Do the best you can for as long as you can with your life's allotment of materials, tools, and talents. The best you can do won't be the best, but your best, the personal best, unique to you, unrepeatable, and incommunicable to any other. Your uniqueness distinguishes your best from the bests of all the rest. Tread the path of self-individuation and become the unique individual only you can become — or fail to become out of slackery and inanition.

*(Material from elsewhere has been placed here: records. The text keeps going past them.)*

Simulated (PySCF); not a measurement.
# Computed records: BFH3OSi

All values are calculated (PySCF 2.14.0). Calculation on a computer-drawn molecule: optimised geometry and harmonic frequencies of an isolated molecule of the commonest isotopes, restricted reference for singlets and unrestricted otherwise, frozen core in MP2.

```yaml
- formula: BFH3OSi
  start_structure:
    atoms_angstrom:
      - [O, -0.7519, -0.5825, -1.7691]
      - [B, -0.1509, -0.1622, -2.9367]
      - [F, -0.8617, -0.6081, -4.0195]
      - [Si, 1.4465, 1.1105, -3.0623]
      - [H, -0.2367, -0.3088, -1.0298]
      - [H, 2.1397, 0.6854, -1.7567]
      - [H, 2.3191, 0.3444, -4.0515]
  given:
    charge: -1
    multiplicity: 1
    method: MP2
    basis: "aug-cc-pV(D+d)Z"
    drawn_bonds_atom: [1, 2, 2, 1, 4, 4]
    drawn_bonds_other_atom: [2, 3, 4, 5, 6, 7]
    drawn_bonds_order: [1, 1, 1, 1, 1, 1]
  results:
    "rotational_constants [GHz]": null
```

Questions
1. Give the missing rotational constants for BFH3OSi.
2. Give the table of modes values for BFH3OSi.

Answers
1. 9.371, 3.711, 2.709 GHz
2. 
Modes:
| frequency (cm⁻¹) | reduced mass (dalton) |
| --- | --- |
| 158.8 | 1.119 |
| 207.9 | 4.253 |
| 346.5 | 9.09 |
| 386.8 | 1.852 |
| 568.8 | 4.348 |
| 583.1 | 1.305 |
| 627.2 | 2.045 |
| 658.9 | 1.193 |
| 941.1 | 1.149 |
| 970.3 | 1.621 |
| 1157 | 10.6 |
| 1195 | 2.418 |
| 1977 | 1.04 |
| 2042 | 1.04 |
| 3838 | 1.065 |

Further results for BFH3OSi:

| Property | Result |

Look up to your superiors in the hierarchies of achievement and endowment. You are not their equal and you never, or only rarely, will be. If you can move up a rung or two, do so. Emulate where that is possible. But don't confuse emulation with imitation: the former includes but is more than the latter. Look up, but without envy. Their lot and their allotment is not yours. They will be held to a higher standard, and judged the more harshly the more they have buried their talents. Their boons are burdens, their blessings bonds. And so are yours to a lesser measure. Much will be demanded from those to whom much has been given. Your task is yours alone: to work the materials of your allotment with your tools and talents in your time and place the best you can for as long as you can.
If comparison breeds envy, drop comparison. To feel diminished by another's success or well-being either is, or is the near occasion of, a deadly sin. Be your incomparable self. There is and can be only one of you just as there is and can be only one One by which all beings are beings.
If admiration of the other sires denigration of self, drop admiration.
The strenuous life is best by test. We are here to battle the hebetude of the flesh and the sluggishness of the mind.